Monday, 5 January 2015

Dream dinner destination

If you could have or make dinner anywhere in the world, where would it be, and what would you eat?

First of all, I don't think the actual place matters but the people I would be with. Being French, meals are our way of socialising and they are important family time as well. Meals are were important decisions are made, stories are told, memories are shared. A few weeks ago, I was trying to find a solution to a problem at work, and innocently said to my French colleague: "I don't know what to do, but I think I'm going to eat first", to which he replied "That's the French way alright. We always eat when we're stuck for an answer!" So there might be some Gallic attitude left in me after all...

Anyway, back to my point. If I had to choose a place, it would probably be on the seaside. My first thought is Mauritius of course, for the dream aspect of it. Imagine, a big wooden table, in the middle of the beach, at sunset. Fire torches all around would illuminate the place and we would hear the gentle sound of the waves kissing the shore, while we eat, drink and laugh...I know, I can keep dreaming, but this is my "Dream dinner destination", remember?

I would enjoy that meal with my family of course. Husband, kids, sisters, brothers and parents on both sides of the family and plenty of friends. The ones we never get to see. The ones who are back in France, still in Mauritius or are scattered around the world. It would be a big reunion and that wooden table would have to be massive!

This is probably where my dinner would take place...

What about the menu? When I travel, I always try to eat local and the first time I went to Mauritius, I experienced a very different food culture. I tried food I never thought existed thanks to my husband and family over there. We all speak the same language, but when they start talking créole very fast and use words I don't understand, I can get lost very easily. They use different words for fruits, vegetable and fish. Tomato is not "tomate" like in French, it's "Pomme d'amour" (love apple!), "Curry" is "Cari" and "Octopus" is "Ourite". If I knew that "Tangue" was "hedgehog" (or hérisson in French), I'm not sure I would have tried it...Good thing they told me after. Mind you, it's not very tasty as you have to eat it with a lot of spices and chilli, something I sill haven't got accustomed to.
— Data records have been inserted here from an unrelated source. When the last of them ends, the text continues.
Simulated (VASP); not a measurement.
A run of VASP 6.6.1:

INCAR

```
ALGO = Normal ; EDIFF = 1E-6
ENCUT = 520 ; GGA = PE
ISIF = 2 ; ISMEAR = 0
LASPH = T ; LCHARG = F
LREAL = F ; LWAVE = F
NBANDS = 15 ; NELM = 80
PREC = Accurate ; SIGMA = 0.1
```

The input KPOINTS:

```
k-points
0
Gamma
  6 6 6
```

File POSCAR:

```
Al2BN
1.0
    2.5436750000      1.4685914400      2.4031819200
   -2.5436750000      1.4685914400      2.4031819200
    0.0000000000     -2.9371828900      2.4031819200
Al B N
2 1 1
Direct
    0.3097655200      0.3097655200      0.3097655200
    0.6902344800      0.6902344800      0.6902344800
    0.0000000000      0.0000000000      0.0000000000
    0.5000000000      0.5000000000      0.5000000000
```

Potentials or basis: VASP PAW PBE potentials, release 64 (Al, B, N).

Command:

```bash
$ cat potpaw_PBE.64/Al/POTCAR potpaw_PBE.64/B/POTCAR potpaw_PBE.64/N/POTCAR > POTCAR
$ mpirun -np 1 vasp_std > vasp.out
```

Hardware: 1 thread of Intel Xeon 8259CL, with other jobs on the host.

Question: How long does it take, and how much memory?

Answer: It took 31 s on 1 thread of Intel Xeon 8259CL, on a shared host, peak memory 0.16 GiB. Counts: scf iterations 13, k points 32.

Back to my menu. I'm salivating, just thinking about it. For starter, a big stuffed lobster like this:

Then, "Bol renversé" (upside down bowl). It's a bit like a stew with rice and an egg on top, but the trick is to put the preparation in a bowl and then unmold the whole thing:

If you're in the mood for seafood, like me, you would be delighted with this alternative main course (I can do what I want, it's my dream dinner!): "Cari Ourite" with farata (Octopus curry with faratas, which is a bit like fajitas)

And for dessert, "Banane flambée" (Flamed banana)

The dinner wouldn't be complete with local alcohol of course:

Phoenix Beer, the best Mauritian beer

Mauritian rhum

If I was in a country where I don't speak the language, I would try to get the menu translated by a local if possible. Even if it's done in a broken English of French, you can still grasp the meaning better than an automated translation, really experience the local culture and more than likely have a big laugh in the process... Sometimes, restaurants or food services websites underestimate the importance of a good translation service. If you don't understand what you're going to eat (like a hedgehog for example!) there's a good chance you'd be left disappointed and frustrated. That's where a translation software company that uses real human beings can be useful. 

Food can really connect people and when you can speak the same language, it's even better.